Re: [PATCH 4/4] core.abbrev: raise the default abbreviation to 12 hexdigits

Linus Torvalds <torvalds@xxxxxxxxxxxxxxxxxxxx> · Thu, 29 Sep 2016 12:40:43 -0700

On Thu, Sep 29, 2016 at 12:16 PM, Jeff King <peff@xxxxxxxx> wrote:
>
> Hmm. So at length 7, we expect collisions at 2^14, which is 16384. That
> seems really low. I mean, by the birthday paradox that's where expect
> a 50% chance of a collision. But that's a single collision. We
> definitely don't expect them to be common at that size.
>
> So I suspect this could be a bit looser.

So I have to admit that I was surprised by how quickly it actually
decided that 7 isn't enough. In fact, the reason I initially said that
git used 8 digits was that I didn't count very closely, and just
verified that it was more than the default 7.

But quite frankly, I think the math is correct, and part of that is
that the logic is all about not just the current state, but the
"reasonably near future".

So it is indeed fairly aggressive, and the moment you have more
objects than the "we'd expect to probably see  _one_ collision" it
grows the size. But looking at the kernel situation, that really is
what we'd want, because the whole problem with the existing code is
that it only takes the *current* situation into account. That's what
we want to get away from. We want git to pick a number that is sane
from a standpoint of "this project is still growing".

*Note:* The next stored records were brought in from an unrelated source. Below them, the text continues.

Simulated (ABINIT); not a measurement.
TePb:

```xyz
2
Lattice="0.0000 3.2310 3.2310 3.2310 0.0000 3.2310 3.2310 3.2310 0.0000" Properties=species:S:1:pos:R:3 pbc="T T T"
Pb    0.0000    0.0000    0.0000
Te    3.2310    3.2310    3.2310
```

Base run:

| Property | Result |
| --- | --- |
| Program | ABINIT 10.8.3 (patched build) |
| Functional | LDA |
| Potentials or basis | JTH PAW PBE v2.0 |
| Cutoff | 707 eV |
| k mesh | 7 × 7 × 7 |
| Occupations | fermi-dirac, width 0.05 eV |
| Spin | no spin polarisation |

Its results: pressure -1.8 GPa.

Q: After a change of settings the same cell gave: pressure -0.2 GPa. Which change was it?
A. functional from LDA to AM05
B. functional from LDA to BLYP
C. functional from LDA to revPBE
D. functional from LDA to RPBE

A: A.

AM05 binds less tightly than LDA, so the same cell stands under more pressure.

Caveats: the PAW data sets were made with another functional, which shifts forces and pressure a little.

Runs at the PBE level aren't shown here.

And git _already_ has commits that are ambiguous in 8 hex digits and
need 9. Yes, it's rare today, but the reason I'm telling kernel
developers to use 12 is because while a size-11 collision is very rare
today, it does actually happen, and we want o pick a value where it is
rare enough that even in the near future it's not going to be a big
deal.

Don't get me wrong: collisions aren't fatal. So it's not like we have
to absolutely avoid them, and I really like your patch series exactly
because it makes collisions even less of a deal (particularly since I
expect people will not upgrade immediately, so we'll continue to see
even new 7-hex-digit short forms even in the kernel). So it's a
balance of making the hex string long enough that it's simply not a
big worry.

So I'm sure it *could* be looser, but I actually also really suspect
that git truly *should* use a 9-digit abbreviation rather than 8 (and
7 is definitely starting to be borderline, I think).

> As far as the implementation, I was surprised to see it touch
> get_short_sha1() at all. That's, after all, for lookups, and we would
> never want to require more characters on the reading side.

Heh. The implementation is crap. It was literally a "how can I make
the smallest possible patch" implementation. I was finishing it off
while at a talk by Nicolas Pitre at Linaro Connect where I am right
now.

So I agree - it does extra work just because that's where it all
slotted in with minimal effort.

At a minimum, once it finds a good new default, it should just memoize
that. So a minimal fix to the "it's stupldly recalculating things over
rand over again" would be to just set "default_abbrev" to the value it
finds acceptable after the first time it finds something, so that it
doesn't end up looping _again_ in the future.

But you could easily also just instead have it do something like

      if (default_abbrev < 0)
            default_abbrev = initialize_abbrev();

at startup time if "abbrev_commit" is set, and just do it once and for
all rather rthan the odd loping behavior.

I really just wanted to see how well the concept worked, and I was
happy to see that it gave what I thought were the "correct" numbers.
And the loop was salready there ...

            Linus